When we come to the proposed reforms in English public schools, we feel that the authors have at last arrived at the desired point to which all their roads led. Here is what they were " bursting" to say, and a new vigour, as well as a savage and sometimes almost impertinent indignation (facit indig- natio librum, as they remind us), appears in the narrative. In brief, what they want is State responsibility in the conduct of every public school. They say that they do not want any school to lose its independence, but they do want every public school to be saved from its isolation. We fear that the loss of the second would often involve the loss of the first. Remember that the State has an extremely heavy hand. When it imposes its imprint, it flattens out many characteristic features. But before criticising we must let the authors state their object in their own words :—

"Since in the future the supervision of income and expenditure would devolve upon the State, as the legal controller of public property and endowments devoted to education, in spite of the salaries of the assistant-masters being greatly improved and the teaching equipment modernised, a sound economy of finance would certainly result in a considerable reduction of the cost of a Public School training, to the advantage both of the parent, now often sorely taxed, and of the Public Schools themselves, since they would gain in usefulness what they lost in exclusive- ness. That immediate State support, as well as permanent State guidance, is needed by these schools to-day, is obvious to any one who knows the precarious financial position of many of them, Often crippled with debt and sensitive to the smallest ebb of trade prosperity. As time goes on, they might well take up again the local character which they have lost, and regain their contact with life by sharing the boy's education with his home. In any case they cannot be allowed to persevere in an antinational policy through refusing State control. Some ten years ago a great majority of their Headmasters definitely promised a Board of Education representative that they would welcome inspection, and if the present law on Endowed Schools only authorises inspection of premises, and not of teaching, then the law must be altered. Force, however, should be unnecessary if only the Public Schools will realise that a persistence in the old attitude of baronial self-sufficiency will mean ultimate stranding in a backwater, while the national vessel of Secondary Education sails gaily past them, and by its combination of a moderate tariff with every modern improvement draws from them most of their present connection."

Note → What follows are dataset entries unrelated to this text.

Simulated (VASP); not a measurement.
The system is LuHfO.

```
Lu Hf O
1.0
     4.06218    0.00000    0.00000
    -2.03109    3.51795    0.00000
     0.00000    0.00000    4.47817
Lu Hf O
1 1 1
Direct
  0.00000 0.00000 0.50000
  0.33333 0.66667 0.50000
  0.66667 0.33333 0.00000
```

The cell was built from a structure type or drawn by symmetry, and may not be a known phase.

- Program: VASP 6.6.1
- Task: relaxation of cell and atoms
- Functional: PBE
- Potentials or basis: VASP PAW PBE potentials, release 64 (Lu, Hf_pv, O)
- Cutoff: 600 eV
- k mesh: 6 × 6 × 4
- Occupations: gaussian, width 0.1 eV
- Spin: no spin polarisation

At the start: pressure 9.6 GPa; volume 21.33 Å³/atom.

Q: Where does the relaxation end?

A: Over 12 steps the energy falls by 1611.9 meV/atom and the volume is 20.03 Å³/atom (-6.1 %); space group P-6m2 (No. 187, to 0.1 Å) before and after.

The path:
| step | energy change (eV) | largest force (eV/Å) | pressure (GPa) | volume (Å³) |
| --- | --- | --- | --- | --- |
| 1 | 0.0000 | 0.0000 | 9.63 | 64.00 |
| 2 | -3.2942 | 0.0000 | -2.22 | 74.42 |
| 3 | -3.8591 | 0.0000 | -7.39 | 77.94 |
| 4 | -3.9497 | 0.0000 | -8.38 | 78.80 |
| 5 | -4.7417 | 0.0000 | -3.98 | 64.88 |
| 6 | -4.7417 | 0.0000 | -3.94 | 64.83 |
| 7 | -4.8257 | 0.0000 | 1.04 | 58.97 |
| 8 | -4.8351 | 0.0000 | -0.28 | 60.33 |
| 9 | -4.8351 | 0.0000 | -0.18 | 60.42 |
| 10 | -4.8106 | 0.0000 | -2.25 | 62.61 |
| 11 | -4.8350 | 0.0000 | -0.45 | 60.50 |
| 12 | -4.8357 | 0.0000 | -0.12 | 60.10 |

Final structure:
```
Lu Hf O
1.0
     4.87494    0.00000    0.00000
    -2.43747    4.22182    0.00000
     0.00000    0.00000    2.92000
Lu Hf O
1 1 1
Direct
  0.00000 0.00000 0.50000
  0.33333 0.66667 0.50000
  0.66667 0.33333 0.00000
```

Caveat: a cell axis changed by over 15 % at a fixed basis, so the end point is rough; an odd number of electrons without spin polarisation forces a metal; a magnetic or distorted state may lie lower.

The authors are no doubt excellent educationists, but they are very curious political economists. They write as though the State could put down the money they require and no one be a penny the worse, while the public schools still provided the education which parents wish for their sons. It is very unlikely, however, that these two conditions could be fulfilled

simultaneously. If education is to cost more, the taxpayers will not be able to escape paying more ; but when the public

schools have ceased to be just what they are, parents who now send their sons to them because they approve of them will very likely want to "contract out" of the national system as much as ever, and will be less able than before to afford it. Por the purse of the State is the pockets of the taxpayers. What the authors do not in the least appear to recognise is that the use of public schools is, as we have said, simply a "contracting out." A parent choose's a particular school, after much thought, because its traditions, its methods, and the personality of its masters have his sympathy and con- fidence, and he is willing to pay whatever may be necessary for the privilege. If he has to pay a higher rate for the reformed national educatior, he may indeed buy a public- school education, which would be included in that scheme, cheaper than now, but it does not follow that he would be as well satisfied with it ; and if he still wished to "contract out," the total cost would be considerably heavier.

As to the catalogue of defects in our public schools set out by the authors, we agree that many of them are notorious, and ought to be remedied. The teaching profession is beginning to suffer from the same dearth of intelligence among its recruits as has for some years afflicted the Church. Of course the low pay is the explanation. To get good brain- work you must pay "good money," although we remember that to some extent it is fair to compare the schools with the

Army in that they attract an appreciable number of men who like the life and the comparatively easy labour, and are willing to accept low pay in the circumstances. We hold that the pensions system ought also to be developed. Several public schools have such systems, but the pensions are not good enough. In one school with which the present writer is familiar an assistant-master may deposit sums in the pensions fund up to the amount of £100 in any one year, and on this capital he receives interest at 4 per cent. When he retires he withdraws his capital, and a quarter of whatever amount it may be is added to it. We do not say that this is by any means enough, but here is the nucleus of a scheme which should develop. Such a fund would be certain to receive benefactions from time to time, because concern for the dignity of their school is an extraordinarily strong sentiment with both masters and boys. We fear that if a greater uniformity were introduced into public schools—the authors deny that it would be introduced by State control, but we remain unconvinced—much of the intense patriotism would be killed. Uniformity among public schools would be like cosmopolitanism among the present nations. Again, we agree that scholarships have become widely diverted from their true use,—that of helping poor boys to receive an education which they could not otherwise afford.

If the inspection of public schools were intellectually efficient it would surely injure the responsibility of the Head-Master, and if it were not efficient it would be foolish. Would supervision by the Board of Education, and the inevitable imposition of certain broad principles, tend to produce a man like Arnold of Rugby, or a man like Lacordaire of Soreze, about whom Matthew Arnold wrote in A French Eton ? The good Head-Master is a benevolent despot; a school predicates peculiar personal relations as much as the Army and the Navy do; but we cannot believe that benevolent despots of the right sort for public schools would flourish under bureaucratic rule. Moreover, where are the proper inspectors of public schools to come from? Do the authors think that a heavy crop of Matthew Arnolds would spring up to meet the demand? Or do they think that if it did the Matthew Arnolds would be acceptable inspectors to the public schools? When the authors face the logic of their scheme in detail, it seems to us that they have to whittle a good deal of it away. They find that the Associations of Head-Masters and Assistant-Masters are impotent bodies. Perhaps,—but need they be so ? We have not room to say more than this. At all events, the book should be read, for it stimulates, whether to dissent or assent.